Fabian claims that monopolies are less damaging than usually supposed. He refers to some studies he does not provide an details on, so I cannot respond to that. He also talks about contestable markets. The problem with that is that not all markets are contestable. In fact, the markets his original post talked about have high barriers to entry because of network effects.
Fabian himself recently experienced the effects the worst of the (near) monopolies, Microsoft’s. As a result of those sorts of problems, many people prefer to use Windows XP, rather than the new Windows Vista. Microsoft’s reaction has been to announce that sales of XP will stop at the end of the year, so customers will no longer have the choice. In effect, Microsoft gets to centrally plan what operating systems people will use of PCs.
In fact most consumers do not realise quite how badly they are treated by technology companies. Using an operating system other than Windows for a while makes one realise quite how bad it is. Virtually all the big technology companies (often in order to do deals with media companies) deliberately restrict what consumers can do with they own property after buying it. Against Monopoly covers some of the issues.
As for state regulation of markets being a problem. I agree it is not ideal, but it is exactly where we are headed. If we have markets that are not competitive, then the state has every reason to intervene.
There are other problems with relying on markets. Complex technology often means that buyers cannot make rational choices. This can apply to businesses as well as consumers, victims range from buyers of expensive IT to small farmers.
No one has devised a good market mechanism for funding R & D. Attempts to create such mechanisms have resulted in inefficient mechanisms and giving firms the wrong incentives.
More fundamentally, I am not aware of any reason to believe that market mechanisms will deliver an optimal result given a negligible marginal cost of production. This applies is the case with many important markets such software and music.
I do not have the perfect solution, but by current thinking is that we need a pragmatic mixture of different types of suppliers, which would vary from market to market:
- Breaking up large companies. At the moment competition regulators have to prove that a company is abusing its monopoly, or that a merger would harm competition. What we need is a presumption that companies large enough to influence prices or the evolution of a market should be broken up, unless they can prove a benefit.
- More cooperatives and mutuals. These can compete in the free market against capitalist firms, as building societies like Nationwide do. At the moment there is ideological opposition to encouraging these: for example British law allows a building society to convert to a shareholder owned bank (which is an unfair change of terms for those opposed to it anyway), but does little to help set up new building societies.
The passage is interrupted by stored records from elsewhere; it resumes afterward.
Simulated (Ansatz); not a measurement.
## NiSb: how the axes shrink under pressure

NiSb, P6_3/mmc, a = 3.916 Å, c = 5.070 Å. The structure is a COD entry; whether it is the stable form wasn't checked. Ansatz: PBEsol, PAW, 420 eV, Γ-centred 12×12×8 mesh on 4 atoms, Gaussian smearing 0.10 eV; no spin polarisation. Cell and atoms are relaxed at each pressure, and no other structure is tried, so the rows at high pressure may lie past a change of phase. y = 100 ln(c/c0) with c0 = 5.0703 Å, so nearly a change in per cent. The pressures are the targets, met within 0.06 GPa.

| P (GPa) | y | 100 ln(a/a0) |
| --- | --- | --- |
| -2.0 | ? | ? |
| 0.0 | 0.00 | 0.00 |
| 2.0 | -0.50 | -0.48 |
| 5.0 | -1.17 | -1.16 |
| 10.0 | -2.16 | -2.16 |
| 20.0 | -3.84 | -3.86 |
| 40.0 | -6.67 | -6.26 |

- More alternative ownership to profit driven capitalist investment. Existing examples include the John Lewis Partnership, The Cooperative Bank, and Glas Cymru.
- Heavy state funding of research, the arts and education, but through diverse channels and organisations so that real choice exists. This helps solves the problem of giving people the maximum benefit from things with near zero marginal costs of production. I will elaborate on how I think that should happen in a future post.
- Reduction of inequality of income as a definite policy aim. Again this deserves a post to itself in the future.